MPs may have their Christmas holidays cut short to pass Brexit laws because of the political impasse with Brussels.
Solicitor General Robert Buckland said parliamentary breaks may have to be cancelled or curtailed if agreement between the UK and the EU was not reached on schedule in October.
“The clock is ticking,” said Mr Buckland, who has been a key figure in negotiations between the Government and Conservative rebels. “Parliamentary time will be very tight if there isn’t an agreement by October and it runs into November then we’re going to be working overtime to get all this through.”
He said emergency legislation would not be needed but told the BBC’s Westminster Hour: “We’re going to perhaps have to look at a few recesses and actually the time that we use in Parliament in order to make sure that everything is thoroughly debated.”
His warning was not endorsed by the Prime Minister’s spokesman, who said: “The Bill was published before the recess and will be debated by Parliament in the usual way.”
The confusion follows a weekend of sometimes contradictory messages from the Government about the chances of a deal being reached at all.
International Trade Secretary Liam Fox said the probability of a no-deal outcome was “60-40” — only for No 10 to say it was “confident” of a deal.
Mr Buckland indicated that the Government hopes that leaders of the 27 other EU states will back Theresa May’s arguments.
“The reality is that as we get close to the wire, the views of the member states will become more important,” he said.
Former Brexit Secretary David Davis told the Telegraph that the European Union would be making a “massive miscalculation” if it thought the UK was not ready to walk away with no agreement.
Brexit backer Sir Bernard Jenkin claimed there would be “rioting in the streets” in EU countries if their producers faced extra barriers trading with Britain.

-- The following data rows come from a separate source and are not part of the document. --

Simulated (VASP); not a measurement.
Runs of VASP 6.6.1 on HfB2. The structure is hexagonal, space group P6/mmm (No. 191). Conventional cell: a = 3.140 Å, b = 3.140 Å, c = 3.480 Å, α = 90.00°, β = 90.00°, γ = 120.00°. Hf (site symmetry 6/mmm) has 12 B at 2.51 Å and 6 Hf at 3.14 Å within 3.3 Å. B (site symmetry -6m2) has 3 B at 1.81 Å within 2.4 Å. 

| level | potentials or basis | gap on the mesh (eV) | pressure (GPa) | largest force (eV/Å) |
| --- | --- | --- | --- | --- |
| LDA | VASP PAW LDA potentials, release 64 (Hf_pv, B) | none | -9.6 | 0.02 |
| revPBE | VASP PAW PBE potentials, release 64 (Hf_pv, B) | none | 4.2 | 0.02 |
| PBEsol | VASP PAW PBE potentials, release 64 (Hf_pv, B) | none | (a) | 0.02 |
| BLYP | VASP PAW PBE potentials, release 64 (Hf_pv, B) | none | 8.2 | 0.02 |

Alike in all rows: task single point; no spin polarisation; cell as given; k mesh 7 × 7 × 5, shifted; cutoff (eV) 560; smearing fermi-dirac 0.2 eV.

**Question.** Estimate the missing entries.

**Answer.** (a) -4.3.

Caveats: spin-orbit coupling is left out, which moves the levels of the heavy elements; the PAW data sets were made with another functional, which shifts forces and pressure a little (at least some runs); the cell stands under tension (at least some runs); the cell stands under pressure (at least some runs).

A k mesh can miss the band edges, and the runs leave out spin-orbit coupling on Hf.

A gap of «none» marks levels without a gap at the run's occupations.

He told BBC Radio 4’s Today programme: “The civil service and the Government are feeding the industry and the industry is feeding the Government with this diet of gloom and alarm and despondency. Actually, it’s unnecessary and we will look back and wonder what all the fuss was about, a bit like the millennium bug.”
Theresa May Prime Minister met French president Emmanuel Macron at his summer retreat on Friday and ministers have been dispatched across the continent to deal directly with their counterparts in what has been seen as an attempt to cut out the European Commission’s bureaucrats.